Democratic presidential front-runner Hillary Rodham Clinton has pivoted left on domestic issues but stands out on foreign policy as more hawkish than some of her GOP rivals, even stoking fears that she’s ready to put the U.S. on a warpath with Russia.
Mrs. Clinton is poised to make her foreign policy experience as senator and secretary of state a central argument for her White House run. It’s a record that includes supporting military intervention in Iraq and Libya, positions that put her at odds with her party’s liberal base.
And since leaving the State Department in 2013, her harsh rhetoric about Russia raised eyebrows among hawks and doves alike.
At a California fundraiser last year, she reportedly compared Russian President Vladimir Putin to Adolf Hitler. At a meeting earlier this year with London Mayor Boris Johnson, he said she faulted European leaders for being “too wimpy” about challenging Mr. Putin.
Conservative commentator Paul Craig Roberts, an economist who served as assistant secretary of treasury under President Reagan, warned that Mrs. Clinton will have a difficulty backing down from a confrontation with Mr. Putin after calling him Hitler.
“When you go that far out on a limb, you really kind of have to go the rest of the way,” he said in an interview at Infowars.com. “I don’t’ think there is any candidate that we can end up with as president that would be more likely to go to war with Russia than Hillary.”
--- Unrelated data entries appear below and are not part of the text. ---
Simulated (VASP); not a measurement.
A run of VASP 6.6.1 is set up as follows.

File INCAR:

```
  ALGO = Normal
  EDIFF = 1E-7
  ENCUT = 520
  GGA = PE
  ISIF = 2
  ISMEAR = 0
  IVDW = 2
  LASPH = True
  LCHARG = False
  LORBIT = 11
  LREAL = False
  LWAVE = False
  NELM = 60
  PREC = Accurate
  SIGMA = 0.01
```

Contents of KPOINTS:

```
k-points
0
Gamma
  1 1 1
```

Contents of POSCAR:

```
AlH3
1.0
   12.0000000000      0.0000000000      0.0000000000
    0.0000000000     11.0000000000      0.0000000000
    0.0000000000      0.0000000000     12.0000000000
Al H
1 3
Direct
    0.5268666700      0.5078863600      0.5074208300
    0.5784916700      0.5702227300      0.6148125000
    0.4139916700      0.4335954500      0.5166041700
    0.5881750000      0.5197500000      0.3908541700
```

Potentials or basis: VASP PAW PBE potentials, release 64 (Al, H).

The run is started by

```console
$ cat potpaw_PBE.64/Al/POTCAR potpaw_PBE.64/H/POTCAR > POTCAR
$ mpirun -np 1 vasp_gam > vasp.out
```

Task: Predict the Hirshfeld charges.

Mrs. Clinton isn’t the only candidate to take a tough stand on Russia’s annexation of Crimea and ongoing involvement in the warfare in eastern Ukraine. But she brings more heat to the discourse than any other Democrat or most Republicans.
Former Florida Gov. Jeb Bush, who is expected to announce his presidential run next week, gave a speech Wednesday in Berlin in which he said the West should “push back” against Russian aggression.
Mr. Bush described Mr. Putin as a bully who “will push until someone pushes back.”
But he warned against being reactionary and pushing away the Russian people, as occurred during the Cold War.
“I don’t think we should be reacting to bad behavior. By being clear of what the consequences of that bad behavior is in advance, I think we will deter the kind of aggression we fear from Russia,” he said. “But always reacting and giving the sense we’re reacting in a tepid fashion only enables the bad behavior of Putin.”
Still, Mr. Roberts said that Mrs. Clinton doesn’t just talk tough but “is in tight with the military-security complex.”
Former Green Party presidential candidate Ralph Nader recently called her “a deep corporatist and a deep militarist.”
He said that when Mrs. Clinton served on the Senate Armed Services Committee, she “never met a weapons system she didn’t like.”
Mr. Nader also blamed Mrs. Clinton for “almost single-handedly” pushing President Obama into lending U.S. military support to depose Libyan dictator Moammar Gadhafi, which unleashed chaos in the country that spread throughout the region and helped the terrorist army that calls itself the Islamic State gain a foothold.
“She persuaded the White House that it was an easy topple without knowing that, in a tribal society with nothing to replace it, you would have a civil war, sectarian killings spilling into Africa [and] weapons everywhere [in] Mali [and] central Africa. The big thing is the huge amount of geography that has been destabilized because of the Libyan overthrow.”
Mr. Nader’s criticism echoed comments form some of Mrs. Clinton’s Republican rivals, including Sen. Rand Paul of Kentucky, who has said that she will have to answer not only for the deadly attack on the U.S. compound in Benghazi but for the other far-reaching consequences of her Libya policy.
For liberal activists, Mrs. Clinton’s foreign policy record compounds their concerns that she doesn’t truly support their agenda.
“We definitely view Hillary as pretty far right when it comes to foreign policy,” said Alli McCracken, national coordinator for the feminist anti-war group Code Pink.
She said that Mrs. Clinton acts “more like a war general than a diplomat,” including supporting the Iraq invasion, the troop surge in Afghanistan, the Libya overthrow and a potential strike on Iran.
“I hope that the left puts pressure on her to break away from the status quo,” said Ms. McCracken. “I hope that there is pressure put on her to not just have left-leaning domestic polices and support of women’s rights here in the U.S. but women’s rights everywhere, and that means taking military options off the table.”